Around here the smaller residential contractors (those that survived 2009) are going out of business or are stepping away for awhile.  The bigger boys are moving in and they can buy in quantities of scale that can offset the rising costs.

rcjordan

I'm waiting for Doc Cool to tell us about the rise in beef prices.  I hit the butcher shop last week and I may have to go vegetarian, hhh.

rcjordan


rcjordan


Travoli

Not currently inflating: U.S. population.

"The U.S. birth rate is so low, the nation is "below replacement levels," meaning more people die every day than are being born, the CDC said."

https://www.cnbc.com/2021/05/05/us-birth-and-fertility-rates-dropped-to-another-record-low-in-2020-cdc-says.html

rcjordan

>population

That's how to handle the housing costs problem.

Debbie says:
Everything ***Screams*** Inflation - WSJ
https://www.wsj.com/articles/everything-screams-inflation-11620163599

ergophobe

The big questions are:
1. is inflation bad?
2. for whom?

rcjordan

Well, this is going to cost everybody whether they know it or not.

Copper Just Smashed Past a Record. Here's What You Need to Know - Bloomberg

https://www.bloomberg.com/news/articles/2021-05-08/copper-just-smashed-past-a-record-here-s-what-you-need-to-know


<aside>
Though my dad would not speculate on the stock market he would bet the ranch on .....copper pipe and copper wire.  When copper prices bottomed out truckloads of pipe & wire would start arriving at the wholesale business.  We'd have pallets & bundles of it stacked everywhere. 

ergophobe

https://www.longtermtrends.net/copper-gold-ratio/

Copper prices are high only relative to the recent past if you look at them according to the copper/gold price ratio. By that standard, it's less than half the cost it was a decade ago (when it was outrageously high).

Right now it's cheaper than at any time in history since 1979 (of course, that starts putting you into the era of regulated gold prices, so I'm not sure how useful that is)

Brad

Interesting charts.  There was a spike back in the early 1970's which I remember, because that's when some genius they came out with aluminum wiring for homes which didn't last long.

ergophobe

QuoteA new house that would have cost $10,000 in wood to get off the ground a couple of years ago now costs $40,000 worth of wood — assuming, that is, you can even get your hands on the lumber.

QuoteSince 2007, he sold off one sawmill and completely shut down two others; he employs about 700 workers now, but with those jettisoned operations, he estimates he'd have employed 500 more. He notes that many people just don't understand how hard it is to get a sawmill up and running. "They'd like to see our industry respond to these prices and make new lumber, but a new sawmill today is $100 million, it takes two years to build, and there's no guarantee you're going to have the raw materials to run it." Plus, who knows how long this current surge will last.

https://www.vox.com/22410713/lumber-prices-shortage

Brad

I wonder if we will start playing with non-wood materials?

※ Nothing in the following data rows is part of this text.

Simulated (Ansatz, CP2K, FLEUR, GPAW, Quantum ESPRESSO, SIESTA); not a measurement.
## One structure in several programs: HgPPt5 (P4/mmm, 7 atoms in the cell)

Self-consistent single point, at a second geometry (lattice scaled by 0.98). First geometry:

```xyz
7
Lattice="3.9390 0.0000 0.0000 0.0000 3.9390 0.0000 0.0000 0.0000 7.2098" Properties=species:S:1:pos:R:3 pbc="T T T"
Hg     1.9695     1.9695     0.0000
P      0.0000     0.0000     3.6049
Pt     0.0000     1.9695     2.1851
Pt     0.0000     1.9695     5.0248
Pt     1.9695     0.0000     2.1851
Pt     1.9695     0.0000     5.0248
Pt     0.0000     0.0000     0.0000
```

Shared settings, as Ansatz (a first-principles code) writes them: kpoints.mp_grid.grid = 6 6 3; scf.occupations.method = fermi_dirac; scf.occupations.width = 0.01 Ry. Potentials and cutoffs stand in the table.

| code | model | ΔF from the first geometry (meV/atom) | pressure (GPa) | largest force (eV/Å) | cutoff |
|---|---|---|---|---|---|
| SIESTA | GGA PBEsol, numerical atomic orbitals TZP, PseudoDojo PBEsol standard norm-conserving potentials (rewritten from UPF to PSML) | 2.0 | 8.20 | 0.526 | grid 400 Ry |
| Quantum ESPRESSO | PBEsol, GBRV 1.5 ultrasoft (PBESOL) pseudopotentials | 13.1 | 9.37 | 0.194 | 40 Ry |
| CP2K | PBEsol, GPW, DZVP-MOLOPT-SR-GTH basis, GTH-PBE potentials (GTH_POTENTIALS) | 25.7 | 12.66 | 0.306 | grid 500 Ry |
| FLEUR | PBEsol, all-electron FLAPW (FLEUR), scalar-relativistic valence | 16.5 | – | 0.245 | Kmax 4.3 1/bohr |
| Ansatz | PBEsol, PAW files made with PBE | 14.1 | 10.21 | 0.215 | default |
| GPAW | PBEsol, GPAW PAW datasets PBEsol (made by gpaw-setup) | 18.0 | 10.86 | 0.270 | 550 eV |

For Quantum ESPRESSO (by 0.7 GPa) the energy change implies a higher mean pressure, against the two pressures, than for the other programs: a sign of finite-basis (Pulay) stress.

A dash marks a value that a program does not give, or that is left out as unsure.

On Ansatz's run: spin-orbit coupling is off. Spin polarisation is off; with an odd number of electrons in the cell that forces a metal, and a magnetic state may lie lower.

20 years ago people around here were playing with building with galvanized steel studs and framing members, pushed by the steel industry.  Never took off.  One small builder used Insulated Concrete Forms on both the foundation and kept going to form the outer walls above ground.  Very quiet inside.  Used a lot less lumber.

The problem is builders are so resistant to change.  So are the trade unions.